With a history steeped in tragedy and whispers of restless spirits, the Hannah House stands as a haunting testament to the realities of slavery’s impact on Indiana.

It is one of Indiana’s most haunted locations according to paranormal experts. 

The 24-room home was built by Alexander Hannah in 1858. Legend says that it was a safe haven for enslaved runaways along the Underground Railroad; Hannah would keep runaways in the cellar of the home.  

RELATED: Indiana haunting attraction tours to explore

“There is no evidence to say that his house was a part of the Underground Railroad. All we know is he is a Quaker and an abolitionist who would be sympathetic to those enslaved. His property was located away from prying eyes in the city,” said Jessica Fischer with Encyclopedia of Indianapolis

Fischer first started researching the Hannah House when she was working at the Indiana Historical Society. After seeing message boards online discussing visitors’ haunted experiences, she wanted to confirm actual history. 

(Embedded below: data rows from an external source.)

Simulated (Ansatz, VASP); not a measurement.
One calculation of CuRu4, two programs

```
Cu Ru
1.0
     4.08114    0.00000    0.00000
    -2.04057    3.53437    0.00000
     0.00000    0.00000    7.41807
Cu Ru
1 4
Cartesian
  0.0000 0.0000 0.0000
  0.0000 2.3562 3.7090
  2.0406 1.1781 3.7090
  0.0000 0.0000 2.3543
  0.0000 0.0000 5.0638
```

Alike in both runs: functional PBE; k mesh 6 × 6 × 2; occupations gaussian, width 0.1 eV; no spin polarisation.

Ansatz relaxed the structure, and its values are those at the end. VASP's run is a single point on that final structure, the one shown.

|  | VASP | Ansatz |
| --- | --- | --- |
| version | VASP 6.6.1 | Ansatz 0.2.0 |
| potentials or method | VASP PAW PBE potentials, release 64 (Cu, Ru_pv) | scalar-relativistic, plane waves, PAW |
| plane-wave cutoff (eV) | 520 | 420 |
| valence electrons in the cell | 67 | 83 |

“I got into the real history of Alexander Hannah who grew up in Indiana as a businessman and farmer. He left the Hoosier state for California’s gold rush and returned with a fortune. He and his father worked on the Indiana Central Railroad,” said Fischer.

Hannah House

History, slavery and hauntings: The Hannah House legacy
Woman sitting on the front steps of Hannah House, ca. 1900. (Photo/provided by The Indiana Album: Hannah House Collection)

Hannah purchased 240 acres of land on the south side of Indianapolis where he built the Hannah House. 

He was a longtime bachelor before marrying Elizabeth Jackson. They had one child who was stillborn. 

“We don’t know much about what he did under those roles, but that’s what sparked this legend. It’s said that he would allow enslaved runaways to stay for the day, and he would take them to their next destination at night,” said Fischer. 

“We can’t confirm that though. We can only imagine that as a businessman, one night he couldn’t take them because he was away at an event somewhere, so he allowed this group to stay overnight in his cellar.” 

The tale is that someone tipped over an oil lamp in the cellar, which went up in flames, killing the group of enslaved runaways. Hannah came back to the scene but could not get help because he did not want the authorities to know he was aiding in their escape. So, he buried their bodies in the cellar. 

Now, their spirits reportedly haunt the old house. 

Fischer said stories of paranormal activity started in the 1960s. People have reported smelling burning flesh in the cellar and seeing apparitions of enslaved runaways and a man in a suit believed to be Hannah walking around the house. 

Hannah House hauntings

History, slavery and hauntings: The Hannah House legacy
The current basement of the Hannah House is a part of the house tours given by volunteers. (Photo/Jade Jackson)

A woman has also been seen near a window of the home and is believed to be Hannah’s wife holding the stillborn child she lost in life. 

“Even though we don’t know if it’s real, I’d like to think he was helping people. I hate the fact that this story comes from the death of people,” said Fischer. 

Hannah passed away in his 80s with no heirs. The home was purchased in 1899 by German immigrant Roman Oehler. It is still in the Oehler family. 

Today, visitors can schedule an open house history tour every first Sunday of the month for $8 at the property. Admission for children 12 and younger is free.

Paranormal investigators or those who want to host events can book the location as well. 

Hannah House house tours

Hannah House tour
Handmade poster for the Hannah House ca. 1975. (Photo/provided by The Indiana Album: Hannah House Collection)

Leon Bates, a Pan-African historian, said he does not like the way the realities of slavery have turned into a haunted attraction. 

He believes these kinds of urban myths do damage to the history of slavery and would love for Hoosiers to learn about true stories of African American history in Indiana.

“The Underground Railroad had several different paths through Indiana. One came through Indianapolis, and Bethel A.M.E Church was deeply involved in that, so much so that they were being threatened by local white people in favor of slavery or those who didn’t believe in assisting runaways,” said Bates. 

“The church mysteriously caught fire and was burned down in the 1860s. They never found out who did it, but members kept helping runaways even after, and they had to rebuild.”

Bates said there were Quaker settlements all throughout Indiana that would point runaways to their next stop. 

At the time, the Fugitive Slave Act made it illegal to help runaways. 

“These different churches knew each other and trusted each other, and they would move these runaways, whether it was a Quaker church or like a Bethel A.M.E church,” said Bates. 

“If the Hannah House story is true about the fire, then they would have had to rebuild on top of the old foundation. It’s doubtful that they would have buried them in the cellar. It doesn’t mean that they didn’t bury them somewhere else nearby in a mass grave.” 

Generations have come and gone, but the story of Hannah House has endured, indirectly acknowledging painful truths about slavery’s past.